SOURCE: King, Bruce. Review of Half a Life, by V. S. Naipaul. World Literature Today 77, no. 1 (April-June 2003): 90.

[In the following review, King provides a favorable assessment of Half a Life.]

Is Willie right? He has traveled from India to England, Africa, and Germany. By the standards of most people, he has had a remarkably full life by the age of forty-one, but is a life of action good? Throughout the novel the value of political action and of political gestures are called into doubt. Ideas of revolutionary justice, liberation, and egalitarianism seem inevitably to lead to “the Pol Pot position” of massive killing to cleanse society and culture of aliens, hybridity, and their influence. Nevertheless, everyone is hybrid.

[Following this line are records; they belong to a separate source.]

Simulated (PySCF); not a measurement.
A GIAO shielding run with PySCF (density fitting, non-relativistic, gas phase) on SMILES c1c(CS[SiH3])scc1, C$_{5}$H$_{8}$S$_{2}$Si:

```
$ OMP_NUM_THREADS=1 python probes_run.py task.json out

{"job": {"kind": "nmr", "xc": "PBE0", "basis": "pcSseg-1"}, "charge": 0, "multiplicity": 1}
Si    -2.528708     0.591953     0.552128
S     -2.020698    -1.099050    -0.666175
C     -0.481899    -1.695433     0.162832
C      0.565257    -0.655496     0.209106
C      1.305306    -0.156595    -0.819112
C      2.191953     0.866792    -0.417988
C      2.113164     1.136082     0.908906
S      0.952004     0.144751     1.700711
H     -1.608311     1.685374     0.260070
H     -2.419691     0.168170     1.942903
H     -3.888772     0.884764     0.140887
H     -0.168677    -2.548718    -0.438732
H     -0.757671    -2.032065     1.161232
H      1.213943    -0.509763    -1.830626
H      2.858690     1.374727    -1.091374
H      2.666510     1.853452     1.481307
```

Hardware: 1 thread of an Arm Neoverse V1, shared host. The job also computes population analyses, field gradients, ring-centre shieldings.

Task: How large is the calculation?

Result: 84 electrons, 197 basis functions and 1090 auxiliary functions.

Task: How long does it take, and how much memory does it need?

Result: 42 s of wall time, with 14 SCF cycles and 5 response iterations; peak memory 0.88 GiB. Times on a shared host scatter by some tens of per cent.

Although the novel has an epic sweep of allusion, ranging in time from India before the Islamic conquest to the present, with Indians in contemporary Berlin supporting the Tamil struggle in Sri Lanka, its main events cover about a century, starting with a great-grandfather in the 1890s. Half a Life is a version of the multigenerational family story within a colonial setting and tells of a foolish father, his bad marriage, and his relationship to his son, who will eventually go to England for further education, become a writer, and tell the reader the story that comprises the novel. Half a Life might be regarded as a version of that autobiographical novel which continues to exist at a deep level of the imagination behind much of Naipaul's fiction.

Major themes are conquest, colonialism, its establishment by force, its history, its nature, the social and racial orders it produces, and the problems of what replaces it. The novel suggests that life has always been a series of diasporas of translations from one place to another, and what seems settled is actually undergoing a process of change. Behind the concern with imperialism is the more significant theme that life consists of people desiring more and trying to satisfy and advance themselves by conquering or tricking others. Although we create stories to give order to and to make sense of our lives, history repeats itself as a cycle of themes and variations.

Characteristic of Half a Life is the reliance on dialogue and the telling of the histories of characters through compressed anecdotes. The fiction is influenced by Naipaul's nonfictional reportage, in which the author has largely disappeared to be replaced by voices; or, the author has become one of the characters, explaining his perspective on events in relationship to his own experiences. Because the main character lacks in passion, the tone is flat, but the story is filled with social life economically presented, and Naipaul's technique is brilliant.